On 03/04/2012 00:46, Ben Lippmeier wrote:
On 02/04/2012, at 10:10 PM, Jurriaan Hage wrote:
Can anyone tell me what the exact difference is between 1,842,979,344 bytes maximum residency (219 sample(s)) and 4451 MB total memory in use (0 MB lost due to fragmentation)
I could not find this information in the docs anywhere, but I may have missed it.
The "maximum residency" is the peak amount of live data in the heap. The "total memory in use" is the peak amount that the GHC runtime requested from the operating system. Because the runtime system ensures that the heap is always bigger than the size of the live data, the second number will be larger.

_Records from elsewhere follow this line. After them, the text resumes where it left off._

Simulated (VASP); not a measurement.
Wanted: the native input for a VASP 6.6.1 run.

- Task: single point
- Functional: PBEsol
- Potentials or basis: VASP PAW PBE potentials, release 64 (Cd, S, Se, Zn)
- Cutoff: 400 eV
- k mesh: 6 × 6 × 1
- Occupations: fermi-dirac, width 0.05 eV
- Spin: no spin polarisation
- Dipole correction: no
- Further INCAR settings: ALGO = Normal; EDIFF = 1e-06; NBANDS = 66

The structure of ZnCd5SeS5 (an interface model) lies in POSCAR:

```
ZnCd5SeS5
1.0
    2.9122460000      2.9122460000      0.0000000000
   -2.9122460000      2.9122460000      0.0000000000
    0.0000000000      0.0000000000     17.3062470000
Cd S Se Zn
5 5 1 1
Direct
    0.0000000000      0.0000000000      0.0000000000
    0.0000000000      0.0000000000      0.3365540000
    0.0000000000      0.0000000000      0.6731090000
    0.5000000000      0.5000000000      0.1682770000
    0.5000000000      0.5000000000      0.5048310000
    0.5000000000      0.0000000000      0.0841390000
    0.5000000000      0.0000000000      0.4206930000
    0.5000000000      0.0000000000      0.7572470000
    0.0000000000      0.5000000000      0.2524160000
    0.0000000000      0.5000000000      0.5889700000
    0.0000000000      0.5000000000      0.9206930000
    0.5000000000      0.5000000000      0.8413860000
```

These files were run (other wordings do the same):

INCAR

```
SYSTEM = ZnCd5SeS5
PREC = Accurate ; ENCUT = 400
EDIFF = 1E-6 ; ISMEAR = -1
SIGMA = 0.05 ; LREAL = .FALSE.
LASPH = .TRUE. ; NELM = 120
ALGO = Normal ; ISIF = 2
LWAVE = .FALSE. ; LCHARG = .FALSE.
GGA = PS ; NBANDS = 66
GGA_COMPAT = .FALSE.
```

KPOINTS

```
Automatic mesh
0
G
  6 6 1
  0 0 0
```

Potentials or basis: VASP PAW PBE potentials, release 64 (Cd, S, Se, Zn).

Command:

The maximum residency is determined by performing a garbage collection, which traces out the graph of live objects. This means that the number reported may not be the exact peak memory use of the program, because objects could be allocated and then become unreachable before the next sample. If you want a more accurate number then increase the frequency of the heap sampling with the -i<sec> RTS flag.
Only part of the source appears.